After design project 1 was completed, students were asked if they wanted to change their teams, which were originally formed by students.  Only two teams out of each section responded as they did.  After reshuffling team members only in those teams, the design project was introduced.  To guide these design teams, product planning, identifying customer needs, product specifications, concept generation, and concept selection were introduced as major components of the development process.  Several intermediate deadlines and a project deadline were determined to set a moderate pace.  Critical path method (CPM) was also introduced, and students were encouraged to plan and complete development activities to meet the deadlines.  Furthermore, they were told that after the project they would be evaluating each other for their contribution to the design process and that project grades would change subject to contribution.

Design project performance was evaluated by peer-design evaluations and design-report assessment.  The weights of these assessments were 25% and 75%, respectively.  Peer-design evaluations were done during the in-class design competition.  While a team was presenting, remaining teams evaluated their design.  It was observed that students took evaluating peers very seriously; hence a meaningful design discussion after every presentation surfaced.  During this peer evaluation and peer critiquing time, integrity and ethics were strongly emphasized.

Despite the fact that most students received the competition environment very well, and one of the teams won the overall competition out of 112 teams, some performance-limiting issues have been observed.  Teamwork ineffectiveness, miscommunication, and inefficient use of time were among these.  As a set of remedies for these problems, a team-building activity and teamwork-skills interventions were added to the course, and the course was run including these during spring 2001 semester.

Phase 2: Marconi Communications Product-Design-Improvement Project

The second project for the spring 2001 semester was sponsored by Marconi Communications Inc.  The objective was to design a shipping crate to house the Marconi Communications BXR-48000 switch, which weighs 700 lbs. and has dimensions of 73.5 x 21.2 x 23.62 in.  The crate is for use during manufacture of the switch and shipment to the end user.  Other design requirements for the crate included the ability to maneuver the crate with only two people without using a forklift and the ability to reuse the crate.  The design project and its objectives were conveyed to all teams at the same time.  Each team was given eight weeks to develop their design solution.  All teams were instructed to act during this time as if they were companies competing to get Marconi’s shipping crate business with their solution. 

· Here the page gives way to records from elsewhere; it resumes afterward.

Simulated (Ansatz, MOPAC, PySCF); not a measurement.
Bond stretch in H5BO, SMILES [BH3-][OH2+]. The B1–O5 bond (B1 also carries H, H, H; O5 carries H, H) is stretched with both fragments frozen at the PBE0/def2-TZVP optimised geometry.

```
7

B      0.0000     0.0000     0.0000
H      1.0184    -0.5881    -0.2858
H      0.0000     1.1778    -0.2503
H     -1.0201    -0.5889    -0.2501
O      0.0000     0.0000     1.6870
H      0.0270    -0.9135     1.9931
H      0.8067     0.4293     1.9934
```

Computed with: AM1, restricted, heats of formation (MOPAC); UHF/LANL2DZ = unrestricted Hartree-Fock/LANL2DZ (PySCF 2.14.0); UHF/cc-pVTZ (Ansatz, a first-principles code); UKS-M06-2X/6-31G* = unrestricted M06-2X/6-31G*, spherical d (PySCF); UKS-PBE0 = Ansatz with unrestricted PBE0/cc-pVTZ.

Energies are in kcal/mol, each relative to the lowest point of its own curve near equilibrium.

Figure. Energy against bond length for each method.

For this project, teams were formed randomly.  Again, randomly selected one half of the teams were given three two-hour high-performing team-skills training, while others were provided engineering problem-solving assistance as is typically provided for the ED&G 100 students.  The training offered to the randomly selected sample of eight design teams was varied, and in general, it became more complex with each intervention.  A brief description of the content of each intervention is described below.

Intervention 1 Earthquake Exercise:  The first intervention consisted of a simple earthquake exercise used to demonstrate that individuals working in teams typically perform better than individuals working alone on the same task.  This intervention was conducted after the design project was given to the design teams 

Intervention 2 Role Playing of Group Development Stages: The second intervention was conducted during the fourth week of the final design project.  During this intervention, stages of group development were introduced: forming, storming, norming, and transforming/high performing.  Following this introduction, each team was asked to develop a role- play scenario depicting a specific stage of development (i.e., one team developed a scenario and acted out the forming stage).  Though initially uncomfortable with the notion of role-playing, the student teams performed well, and their role-plays were consistent with the stage of group development that they were required to act out.  The teaching point reinforced was that teams undergo a tangible, somewhat predictable developmental process and that at times group development is uncomfortable.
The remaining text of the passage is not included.